MSE-Optimal Layer Fusion (FuseInit): Instead of retraining, FuseInit replaces pairs of trained layers in a deep network by single layers that minimize the mean-squared error between their joint response and that of the fused layer. For dense-dense, convolutional-dense, and convolutional-convolutional cases, closed-form solutions are provided. Shallow architectures (after fusion initialization) can match or exceed their deeper “parent” in validation accuracy, and convergence speed is typically an order of magnitude faster (Ghods et al., 2020).
Shallowing via Truncation and Advanced Supervised PCA (ASPCA): Deep networks can be truncated at intermediate depths, extracting features up to layer $L$ , then projected via ASPCA which maximizes between-class over within-class scatter in the feature space. Empirically, $5$–$17$ layer truncated nets plus ASPCA preserve recognition functionality for small-group identification tasks (“backyard dog problem”) at $2$– $6\%$ error rates, with $>100\times$ lower parameter count and $<1\,\mathrm{s}$ inference latency on low-resource devices (Gorban et al., 2018).

3. Expressivity and Optimization Limits of Shallow Networks

The expressive power of shallow models is sharply constrained for certain tasks:

Depth Separation: For $d$ -dimensional ball-indicator functions $f(x) = \mathbf{1}\{\|x\|_2 \leq r\}$ under radial distributions, shallower (single-nonlinearity) networks incur an irreducible approximation error $\Omega(d^{-4})$ unless their width is exponentially large ( $e^{cd}$ ). Deeper two-nonlinearity architectures (random-features style) can learn to $\epsilon$ accuracy in $\mathrm{poly}(d,1/\epsilon)$ time via GD, providing the first optimization-based separation result (Safran et al., 2021).
Fractals and Hierarchical Targets: For self-similar (fractal) distributions, deep networks efficiently realize coarse-to-fine decision boundaries, but shallow nets require exponential width in fractal depth $n$ to match the same error. Moreover, if the data distribution is concentrated on fine details, gradient-based optimization of both shallow and deep networks will fail to escape high error plateaus; shallow approximability of coarse features is necessary for SGD trainability (Malach et al., 2019).
Complex Boolean and Compositional Functions: Rosenblatt’s first theorem guarantees that any finite Boolean classification problem can be solved by a shallow three-layer network, but with exponential hidden layer size. Deep architectures exploit compositional structure, collapsing exponential shallow complexity into polynomial size and resource requirements (see travel-maze problem) (Kirdin et al., 2022).

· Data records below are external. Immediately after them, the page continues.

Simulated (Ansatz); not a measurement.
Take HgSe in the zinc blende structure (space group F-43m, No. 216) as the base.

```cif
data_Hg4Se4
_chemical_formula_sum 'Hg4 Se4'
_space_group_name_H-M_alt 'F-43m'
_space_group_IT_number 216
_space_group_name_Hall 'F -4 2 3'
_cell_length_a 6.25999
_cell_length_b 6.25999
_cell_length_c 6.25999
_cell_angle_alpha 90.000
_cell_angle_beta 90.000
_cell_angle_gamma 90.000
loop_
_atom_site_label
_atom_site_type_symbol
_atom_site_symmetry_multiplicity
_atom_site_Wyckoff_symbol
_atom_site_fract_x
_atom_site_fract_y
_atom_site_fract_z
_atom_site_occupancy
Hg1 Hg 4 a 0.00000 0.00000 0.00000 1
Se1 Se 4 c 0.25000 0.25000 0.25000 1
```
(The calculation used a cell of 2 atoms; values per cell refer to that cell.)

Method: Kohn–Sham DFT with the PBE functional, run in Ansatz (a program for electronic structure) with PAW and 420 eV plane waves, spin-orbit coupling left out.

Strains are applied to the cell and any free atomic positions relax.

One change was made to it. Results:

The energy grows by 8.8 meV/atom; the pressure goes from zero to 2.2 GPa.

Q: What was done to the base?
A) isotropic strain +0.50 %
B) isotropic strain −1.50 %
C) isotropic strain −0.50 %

4. Convergence Properties and Optimization Theory

Recent work establishes the robust trainability of shallow (two-layer) ReLU networks:

Under Gaussian data and adversarial label regimes, with both layer weights trained at different rates via gradient descent, global convergence to zero loss is achieved for sample sizes $m \leq \tilde{O}(S)$ , where $S$ is hidden width. The theoretical guarantee covers multi-rate scenarios (first/second layer fast, balanced), with exponential convergence rate $L^{(t)} \leq L^{(0)} \exp(-\Omega(\lambda t))$ and $\lambda = \Omega(S)$ , notably surpassing previous NTK regime results. Empirical evidence finds that kernel eigenvalue stability persists even outside strict NTK bounds (Razborov, 2022).

5. Practical Advantages, Hardware, and Generalization Trade-offs

Shallow neural architectures offer distinct deployment and training advantages:

Optimization and Robustness: Shallow models avoid vanishing/exploding gradients inherent to deep stacks, and parallel-branch architectures exploit hardware parallelism, yielding lower single-batch latency and improved robustness via branchwise independent initializations (Bermeitinger et al., 2023).
Compactness and Efficiency: Auxiliary-output and multi-way backprop methods enable very shallow models (e.g., 44-layer “MwResNet-44” vs. 110-layer ResNet-110) to match or outperform much deeper counterparts, also outstripping pruned and NAS-optimized models in test error and parameter efficiency (Guo et al., 2016).
Graph and Non-Euclidean Domains: Multipath shallow GCNs aggregate multiple short branches rather than deep stacks, eliminating trainability issues and over-smoothing, and outperforming deep and residual GCNs in benchmark node-classification accuracy, typically converging faster (Das et al., 2021).
Knowledge Distillation without Deep Teachers: Free-direction peer distillation frameworks train multiple shallow networks collaboratively using instance-wise RL-based direction selectors—yielding accuracy gains over both standalone shallower models and classical deep-teacher distillation strategies (Feng et al., 2023).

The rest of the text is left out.